Interviewer: Simon Litten


This interview was conducted in conjunction with the launch of the third and last volume in the Husk trilogy Beyond the Wall of Time, and it took place over Queen’s Birthday weekend at Conscription, the 30th National Science Fiction and Fantasy Convention for New Zealand.

Simon: Russell, first off thank you this interview.

Russell: My pleasure.

S: Is this the last word for this world?

R: Never say never. There is a possible story around Arathé, but creatively I don’t want to revisit the world of the three continents.

S: Does this world have a name?

R: No. I call it the world of the three continents, but the inhabitants don’t have a name for it; they just live there. If they do have a name for where they live it’s their village or country.

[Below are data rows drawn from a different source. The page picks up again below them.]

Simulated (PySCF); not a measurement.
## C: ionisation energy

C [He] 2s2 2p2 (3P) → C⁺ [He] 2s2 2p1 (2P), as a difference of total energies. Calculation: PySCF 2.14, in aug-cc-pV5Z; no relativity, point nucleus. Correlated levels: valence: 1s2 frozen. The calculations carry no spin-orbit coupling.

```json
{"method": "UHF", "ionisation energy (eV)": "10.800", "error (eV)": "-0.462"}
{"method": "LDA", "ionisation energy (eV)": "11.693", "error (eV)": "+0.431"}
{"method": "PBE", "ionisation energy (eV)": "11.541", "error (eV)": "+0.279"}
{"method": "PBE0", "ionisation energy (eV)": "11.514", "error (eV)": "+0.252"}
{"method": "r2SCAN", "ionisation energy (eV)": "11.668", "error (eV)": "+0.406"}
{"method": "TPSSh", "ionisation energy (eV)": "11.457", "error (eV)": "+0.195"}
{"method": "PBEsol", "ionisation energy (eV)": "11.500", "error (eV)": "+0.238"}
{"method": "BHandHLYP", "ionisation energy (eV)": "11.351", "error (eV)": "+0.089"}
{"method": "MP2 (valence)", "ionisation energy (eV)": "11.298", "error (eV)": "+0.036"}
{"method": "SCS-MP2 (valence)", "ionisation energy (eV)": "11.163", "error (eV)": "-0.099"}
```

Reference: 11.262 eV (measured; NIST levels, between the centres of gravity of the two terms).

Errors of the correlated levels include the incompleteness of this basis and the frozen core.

S: Was it hard to say goodbye to this world?

R: Easy to say goodbye to the world but the characters were hard to let go.

S: Why was that?

R: Stella started out as the love interest of Leith, but became the central character of the six books. I didn’t know what was going to happen to her and the ending until I wrote the last chapter.

S: And the ending to Beyond the Wall of Time?

R: I had an ending in mind, but knew it wouldn’t survive me getting it there. I was desperately trying to develop my characters as I wrote, so when they got to the ending I had in mind they were no longer suitable for that ending.

The first series was so meticulously plotted, which made the story very linear. With the second series I tried a different approach and learnt to trust myself as a writer.

I see as one of my own personal strengths the ability to see the big picture. I drew on that strength in writing the second series. I learnt to write unusual things into the story without any idea where they were going, then remembered to hook back to them at a later stage.

S: Why did you write the second trilogy?

R: Hummed and ha-ed about that. The first trilogy was very black and white, and written in terms of good versus evil. I felt the story was unfinished and very one sided. I wanted to write something that showed that the evil of the first trilogy wasn’t, it was simply a utilitarian perspective of someone who had lived 2,000 years.

S: What was the basic idea for this trilogy?

R: How do you kill an immortal? So everything in the story, and especially in the third book, was centred round that question – which led to me subverting some of the standard concepts for fantasy.

S: Do you have any future projects?

R: Am currently working on two. My first love is SF, always has been, which is very distinct from fantasy. Would love to write an enormous space opera, but am currently writing a near future techno-thriller (for want of a better description).

And because the world is short of epic fantasy: and because there are too many trees and not enough maps…

I wanted a different world to play in. I am now writing to surprise myself and keep me interested. So this is a standard epic fantasy, but don’t know how it’s going to play out as I keep slipping in surprises as I go. I want the reader to go "what the hell?"

S: Given your profession and love of cartography, does the latest fantasy have a map?

R: No, and I am deliberately writing without one – which is one of the tricks I am employing to help me develop my craft as a writer; and also to keep me interested.

S: So will this be another battle of good versus evil?

R: It’s a myth that modern epic fantasy is about good versus evil. I suggest you read Joe Abercrombie, Steven Erikson, and George RR Martin for the current fashions in fantasy writing. The good versus evil gambit is now being played out in paranormal romances.

S: How do you find world building?

R: It’s enormous fun though have to avoid smart-alecky things. That said need to make the culture come alive be that with cock fighting, bear baiting or other means. I find it distracting that some SF writers reference pop culture items of the twentieth century in their far futures; I believe this says more about the writers than their story.

S: Finally, as a writer what do you care about?

R: I used to care about having a book with my name on the cover. Now it’s about entertaining the readers while I enjoy writing the story.

S: Russell thank you very much for your time.